According to committee aides, the spending panel has yet to appropriate funds for impact aid and rehabilitation services for the handicapped because the Congress has not authorized those expenditures yet. In fiscal 1983, those programs received a total of $1.58 billion.

The committee’s bill also did not appropriate funds for the yet-unauthorized mathematics-and-science initiative that is widely expected to be approved by Congress in the next few weeks.

The House version of that bill would cost the government $400 million in the next fiscal year.

If the committee decides to keep the impact-aid and rehabilitation programs funded at the same level as they are now and to fully fund the math-and-science program in fiscal 1984, which begins on Oct. 1, total education spending would be set at approximately $14.2 billion.
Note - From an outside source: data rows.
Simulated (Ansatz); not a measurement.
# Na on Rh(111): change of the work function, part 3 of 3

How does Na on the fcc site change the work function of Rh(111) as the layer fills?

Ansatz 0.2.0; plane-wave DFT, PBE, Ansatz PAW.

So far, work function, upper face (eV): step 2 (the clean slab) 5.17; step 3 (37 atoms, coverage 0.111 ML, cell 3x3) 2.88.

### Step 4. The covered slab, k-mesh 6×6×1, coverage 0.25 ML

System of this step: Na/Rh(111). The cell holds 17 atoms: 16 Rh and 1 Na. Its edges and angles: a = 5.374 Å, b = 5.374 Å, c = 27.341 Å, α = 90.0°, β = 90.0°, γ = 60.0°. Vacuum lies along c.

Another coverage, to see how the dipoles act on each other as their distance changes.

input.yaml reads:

That amount would represent a $1.1-billion decrease from the department’s fiscal 1983 appropriation of $15.3 billion. It would also fall $1.9 billion below the $16.1-billion spending mark for education set by the Congress when it approved its first concurrent budget resolution in June.

The Senate Appropriations subcommittee that oversees education was scheduled to mark up its version of the fiscal 1984 education spending bill late last week. Congressional aides and lobbyists predicted the Senate panel’s recommended spending figures would closely match those set by the House committee.

The spending figures approved by the House Appropriations committee were almost identical to those recommended by its Subcommittee on Labor, Health and Human Services, and Education last July.

Education lobbyists said they were surprised by the House committee’s decision because two days earlier the full House rejected key portions of a 1981 budget act and opened the way for up to $1-billion in additional spending for education in fiscal 1984.

The lobbyists said they had hoped that members of the House Appropriations Committee would take advantage of that vote to boost education spending in fiscal 1984.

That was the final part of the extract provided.